Representatives for the U.S. Justice Department and Federal Trade Commission, during a meeting of multiple listing service industry professionals this month, discussed the agencies’ role in enforcing antitrust law for the real estate industry and outlined actions the agencies are taking to protect consumers and industry participants from anticompetitive behavior.

The representatives were invited by organizers to an annual meeting for the Council of Multiple Listing Service, a group of MLS industry officials that includes MLS executives, staff, vendors and technologists.

Federal antitrust actions are fresh on the minds of many MLS officials — FTC officials announced a series of actions last year targeting MLSs for passing rules that the agency found were in violation of federal antitrust law, and that complaint led to two lawsuits against MLSs — one of those cases has settled, and the other is pending a final decision by an administrative law judge.

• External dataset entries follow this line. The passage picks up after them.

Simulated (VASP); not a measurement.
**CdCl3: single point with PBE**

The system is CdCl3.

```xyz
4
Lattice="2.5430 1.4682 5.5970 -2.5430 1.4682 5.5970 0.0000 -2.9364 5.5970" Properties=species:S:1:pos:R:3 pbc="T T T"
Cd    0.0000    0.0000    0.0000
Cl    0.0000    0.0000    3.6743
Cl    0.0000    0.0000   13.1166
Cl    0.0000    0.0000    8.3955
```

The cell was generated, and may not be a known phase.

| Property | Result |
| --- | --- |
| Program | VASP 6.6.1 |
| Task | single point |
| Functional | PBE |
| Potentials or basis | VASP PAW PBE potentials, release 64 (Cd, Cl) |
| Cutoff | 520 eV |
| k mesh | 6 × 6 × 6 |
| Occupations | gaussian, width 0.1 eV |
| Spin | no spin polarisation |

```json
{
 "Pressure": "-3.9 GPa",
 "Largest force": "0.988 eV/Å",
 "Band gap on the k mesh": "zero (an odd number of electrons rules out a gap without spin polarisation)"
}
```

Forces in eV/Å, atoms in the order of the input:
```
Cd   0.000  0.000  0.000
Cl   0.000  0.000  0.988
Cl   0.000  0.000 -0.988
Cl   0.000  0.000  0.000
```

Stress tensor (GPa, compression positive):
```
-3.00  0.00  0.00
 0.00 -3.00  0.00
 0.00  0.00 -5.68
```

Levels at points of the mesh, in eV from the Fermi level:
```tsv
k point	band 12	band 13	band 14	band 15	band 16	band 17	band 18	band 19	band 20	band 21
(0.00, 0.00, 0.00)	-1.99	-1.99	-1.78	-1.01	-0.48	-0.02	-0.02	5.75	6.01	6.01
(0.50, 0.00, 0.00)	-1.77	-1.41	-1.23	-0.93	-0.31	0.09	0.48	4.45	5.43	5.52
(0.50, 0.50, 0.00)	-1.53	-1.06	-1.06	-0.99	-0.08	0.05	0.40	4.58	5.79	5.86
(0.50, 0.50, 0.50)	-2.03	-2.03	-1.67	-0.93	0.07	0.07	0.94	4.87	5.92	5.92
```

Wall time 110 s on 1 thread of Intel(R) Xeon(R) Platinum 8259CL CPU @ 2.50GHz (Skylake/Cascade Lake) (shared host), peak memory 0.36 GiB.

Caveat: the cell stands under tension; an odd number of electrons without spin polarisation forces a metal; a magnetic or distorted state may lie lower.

Also, the Justice Department this month announced that it has reached a settlement agreement with a local-area MLS in South Carolina over MLS rules that the DOJ charged are anticompetitive, and that agency is also engaged in an antitrust lawsuit against the National Association of Realtors trade group over policies related to the online sharing and display of property listings information. The Justice Department has requested or obtained data from about 20 MLS areas as a part of that lawsuit, and has named more than one dozen other MLS areas from which it has already drawn evidence for the case or plans to draw evidence.

The Council of Multiple Listing Service, which launched in 1957 to serve MLS industry professionals in the Pacific Northwest, now has a national membership and also has members in Canada.

In a session titled “The DOJ Speaks,” Matt Bester, a trial lawyer for the DOJ’s Antitrust Division, described the benefits of MLSs and the harm that MLSs can cause by adopting anticompetitive policies. While MLSs can “benefit brokers (and) ultimately consumers by lowering some effort and cost of doing business,” he also noted that MLS rules can run afoul of federal antitrust law when they establish rules that “restrict how brokers do business, favor one business model over another, (or) dictate compensation or services to be performed,” according to materials Bester presented at the conference.

His presentation included an “Anticompetitive MLS Rules Checklist” with questions that MLS officials should ask when setting policy, such as, “Is the rule exclusionary or (does it) restrict competition among brokers? Is there a pro-competitive justification for the rule? If there is, is it narrowly tailored to minimize the effects on competition and maximize the benefits to consumers?”

Rules that raise entry barriers for potential competitors, maintain the price of brokerage services by dictating services for all brokers, or limit consumer choice by preventing the entry of new business models may be considered anticompetitive, for example, according to Bester.

He also stated in his presentation that antitrust laws “protect competition, not competitors,” that “new business models are emerging that benefit consumers,” and that “MLS rules produce benefits, but also may negatively affect competition and consumers.”

And he noted that the Justice Department’s Antitrust Division has focused on two categories of anticompetitive legislation and regulations in the real estate sector: restrictions that prevent real estate brokers from offering gifts, rebates or promotional items to consumers, and measures that mandate real estate services for brokers whether or not consumers want those services.

Sean P. Gates, deputy assistant director for the FTC’s Anticompetitive Practices Division, discussed a complaint that the FTC filed in October 2006 against Realcomp II, a Michigan MLS, over policies that the group has adopted. Following the complaint, the MLS did change some of its policies, and a decision is expected in that case by Dec. 10.

Materials that Gates presented at the CMLS conference suggest that MLSs that place restrictions on the types of property listings that are favored by alternative business models tend to have a far lower volume of those types of property listings.

The meeting also featured a number of other presentations by MLS industry officials, academics and vendors.

Chris Nye, a flat-fee real estate broker in Tacoma, Wash., who attended the CMLS meeting in Seattle as a representative for the American Real Estate Broker Alliance — a group of flat-fee brokers that advocates for full disclosure, real estate innovation and consumer choice in real estate services — said he was encouraged that federal antitrust agency representatives were invited to speak at the CMLS meeting.

“I think people are scared to talk about (antitrust law) sometimes. I would recommend that we talk more and understand each others’ businesses. My recommendation is we need more meetings like this. Maybe this is the icebreaker — it’s OK to talk about this in the right context,” Nye said. “I think it’s a great step forward and I’m hoping more dialog happens.”

Jack Johnson, president and CEO for Northwest MLS, which played host to the CMLS conference, could not be reached Monday for comment about the CMLS meeting.